Thick smoke rises from a controlled burn of oil from BP’s Deepwater Horizon spill in April 2010.
You read that correctly. Two years after BP’s Deepwater Horizon rig exploded, killing 11 people and spilling nearly 5 million barrels of crude oil into the Gulf of Mexico, the company got the go-ahead to build three new rigs in the region.
A BP representative—Bernard Looney—said that “after much soul-searching,” abandoning the undeveloped submarine oil fields would constitute “walking away” from “a key component of our future.” He said BP would work hard to prevent “such an accident from ever happening again.”
We can only hope so. —ARK
Bernard Looney, BP’s executive in charge of new wells, said BP is expecting to spend $4bn (£2.5bn) on new developments in the Gulf of Mexico this year and hopes to “invest at least that much every year over the next decade”.
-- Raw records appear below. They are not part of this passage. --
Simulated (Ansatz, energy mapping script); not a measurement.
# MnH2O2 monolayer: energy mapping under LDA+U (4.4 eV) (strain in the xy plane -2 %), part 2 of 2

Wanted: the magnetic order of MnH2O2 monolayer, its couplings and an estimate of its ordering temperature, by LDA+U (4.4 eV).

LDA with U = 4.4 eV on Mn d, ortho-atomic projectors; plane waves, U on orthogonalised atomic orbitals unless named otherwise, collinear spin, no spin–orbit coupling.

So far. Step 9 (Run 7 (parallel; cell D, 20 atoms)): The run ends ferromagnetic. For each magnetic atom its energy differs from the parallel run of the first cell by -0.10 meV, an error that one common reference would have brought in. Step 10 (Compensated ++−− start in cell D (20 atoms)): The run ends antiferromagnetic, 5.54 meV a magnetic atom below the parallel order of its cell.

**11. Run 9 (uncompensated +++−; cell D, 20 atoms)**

“After much soul-searching in the fall of 2010, we concluded it would be wrong to walk away [from the Gulf of Mexico],” Looney said at an offshore oil conference in Houston, Texas, on Monday. “We would have been walking away not only from our past, but from a key component of our future.”
He said the Deepwater Horizon disaster, which killed 11 people, had “challenged us to the core”, but said the company has been working hard to help prevent “such an accident from ever happening again”.